What Roach believes he saw then, and what was reaffirmed for him during De La Hoya’s less-than-impressive victory over former junior lightweight champion Steve Forbes in May, was a fighter in the midst of the slow slide they all must face. He saw openings that closed before De La Hoya could get to them. He saw punches land that should have been slipped. He saw a guy, his guy at the time, fade in the late rounds against Mayweather when a sterner mental and physical resolve to keep using his jab might have brought him a victory. He saw, in other words, an old fighter starting to emerge.
None of those things guarantees Pacquiao, who Roach has long trained, will hold up against the punches of a far bigger man. It doesn’t guarantee that when he lands what were devastating power punches when they hit 122-pound and 130-pound opponents will carry with them the same effect against a guy who at one time was middleweight champion of the world.
But one thing that is guaranteed is that you don’t get faster as a fighter at the age of 36. You don’t get faster as a fighter when you agree to move down to 147 pounds for the first time in seven years, eight months and 13 days either. And you don’t get faster facing an unfamiliar southpaw style that has always given you fits in the past.
So if De La Hoya is relying on speed, rather than his superior size and his longer jab (five to six inch reach advantage), he is making another in what has become a string of bad choices in the lead-up to this match.
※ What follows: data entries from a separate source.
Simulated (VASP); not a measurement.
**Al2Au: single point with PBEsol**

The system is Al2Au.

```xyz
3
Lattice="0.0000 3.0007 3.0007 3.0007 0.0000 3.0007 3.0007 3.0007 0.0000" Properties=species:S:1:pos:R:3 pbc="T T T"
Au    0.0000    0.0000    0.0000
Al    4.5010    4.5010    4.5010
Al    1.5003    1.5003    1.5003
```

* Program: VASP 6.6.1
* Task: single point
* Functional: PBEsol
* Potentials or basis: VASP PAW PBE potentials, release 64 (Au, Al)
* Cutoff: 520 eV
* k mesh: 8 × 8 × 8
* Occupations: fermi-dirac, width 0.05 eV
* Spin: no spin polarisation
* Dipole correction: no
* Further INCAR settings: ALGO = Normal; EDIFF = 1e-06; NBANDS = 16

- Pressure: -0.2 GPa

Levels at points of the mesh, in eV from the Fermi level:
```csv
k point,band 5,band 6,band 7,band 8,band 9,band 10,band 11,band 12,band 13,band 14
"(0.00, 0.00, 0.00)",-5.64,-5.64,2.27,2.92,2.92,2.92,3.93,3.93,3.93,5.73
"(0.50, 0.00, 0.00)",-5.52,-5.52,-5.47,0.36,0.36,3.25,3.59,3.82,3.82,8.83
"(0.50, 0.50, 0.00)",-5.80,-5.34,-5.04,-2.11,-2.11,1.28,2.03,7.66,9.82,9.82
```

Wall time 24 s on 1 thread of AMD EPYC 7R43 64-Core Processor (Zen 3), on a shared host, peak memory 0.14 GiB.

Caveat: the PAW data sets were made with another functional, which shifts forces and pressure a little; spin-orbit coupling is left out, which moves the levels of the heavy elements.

De La Hoya was looking for one last, shining moment, one final big payday when all the lights would shine on him. At first he hoped to make Ricky Hatton, the squat, 140-pound champion, his foil but Hatton wisely declined, perhaps realizing it’s one thing to be stopped by a 147-pound Mayweather but quite another to take on a guy who has most recently held titles at 154 and 160 pounds.
He spoke of perhaps fighting then welterweight champion Miguel Cotto, over whom he would also have held a sizeable advantage in height and reach, but Antonio Margarito beat him to beating up Cotto and De La Hoya apparently wanted no part of the winner. Had he opted for Margarito it would have been a very big night for boxing against a guy who stands the same height as De La Hoya and has the same 73-inch reach.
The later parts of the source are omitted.